CHICAGO -- They have more plotlines up their sleeves than Stephen King. They live life so far outside the box, they need GPS just to find the box.

They might be trying to do something that hasn't been done since 1908. But if the 1908 Chicago Cubs ever spent like three days watching the 2016 Cubs, you would never, ever convince them they were playing the same sport as these guys.

"We're not your typical best team in baseball, 103-win team," catcher David Ross said Saturday, after another wacky evening at the Cubs' October office had led them to an unlikely 5-2 win over the San Francisco Giants. And there were 42,392 eyewitnesses to verify that, yep, there wasn't even a trace of "typical" in this game.

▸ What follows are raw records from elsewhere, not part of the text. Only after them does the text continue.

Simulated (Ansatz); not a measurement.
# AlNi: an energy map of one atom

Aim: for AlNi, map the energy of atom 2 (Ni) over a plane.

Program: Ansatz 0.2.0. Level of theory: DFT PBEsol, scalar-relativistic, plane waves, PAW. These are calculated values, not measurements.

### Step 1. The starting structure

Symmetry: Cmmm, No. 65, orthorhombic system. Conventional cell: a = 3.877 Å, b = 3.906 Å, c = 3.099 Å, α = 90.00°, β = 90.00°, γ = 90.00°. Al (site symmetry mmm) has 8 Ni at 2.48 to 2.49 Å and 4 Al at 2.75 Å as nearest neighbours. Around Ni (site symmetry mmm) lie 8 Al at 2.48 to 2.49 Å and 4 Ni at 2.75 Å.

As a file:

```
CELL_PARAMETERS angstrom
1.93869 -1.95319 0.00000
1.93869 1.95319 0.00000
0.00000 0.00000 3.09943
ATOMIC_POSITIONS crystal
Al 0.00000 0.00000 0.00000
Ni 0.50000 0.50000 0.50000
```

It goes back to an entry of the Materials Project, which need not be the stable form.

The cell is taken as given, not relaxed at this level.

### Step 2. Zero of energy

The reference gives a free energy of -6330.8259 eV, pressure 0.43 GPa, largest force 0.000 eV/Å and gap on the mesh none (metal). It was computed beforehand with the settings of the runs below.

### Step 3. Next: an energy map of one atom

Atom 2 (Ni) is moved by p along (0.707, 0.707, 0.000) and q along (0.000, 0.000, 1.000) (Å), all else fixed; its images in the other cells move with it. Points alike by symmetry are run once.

For the second night in a row, the Cubs beat the Giants, taking a 2-0 lead in their fascinating little National League Division Series. And maybe you saw that coming. But even if you did, we guarantee you never would have figured that Game 2 would have about as much in common with Game 1 as Usher has with, say, Johann Sebastian Bach.

If you're not totally familiar with the work of the Professor of Madness, Joe Maddon, and his 2016 Cubs, then these past two nights should serve as an excellent refresher course in what they do and how they do it. They win and they win and they win some more. But do they ever win the same way twice? It sure doesn't feel like it.

They win when their starting pitcher goes eight innings, as Jon Lester did so brilliantly Friday night. And they win when their starting pitcher gets smoked with a line drive in the fourth and then heads for the nearest X-ray machine, which is what happened to Kyle Hendricks on Saturday.

They win when just about nobody hits, as they did when they got exactly three hits in Game 1 of this NLDS. And they win when even one their sweet-swinging relief pitchers hits, as Travis Wood did in Game 2, by whomping the first postseason home run hit by a reliever since 1924.

They win with second basemen making pickoff tags at first base. They win with third basemen fielding ground balls in right field. They win with a starting pitcher who throws 89 mph. And they win with a closer who throws 99 mph -- though hard as he throws, that might just be Aroldis Chapman's changeup.

"I never knew there were so many ways you could win a ballgame," said Chicago rookie reliever Carl Edwards Jr., after watching the way the Cubs juggernaut had found to win this one. And to that, we can all reply: "Hey, neither did we."

It's safe to say it wasn't exactly Plan A for Hendricks to take a 94 mph ace-seeking missile off the right forearm, as Hendricks did in this game. And maybe, in some other year, with some other incarnation of the post-1908 Cubs, that would have turned into another Bartman-esque moment of darkness.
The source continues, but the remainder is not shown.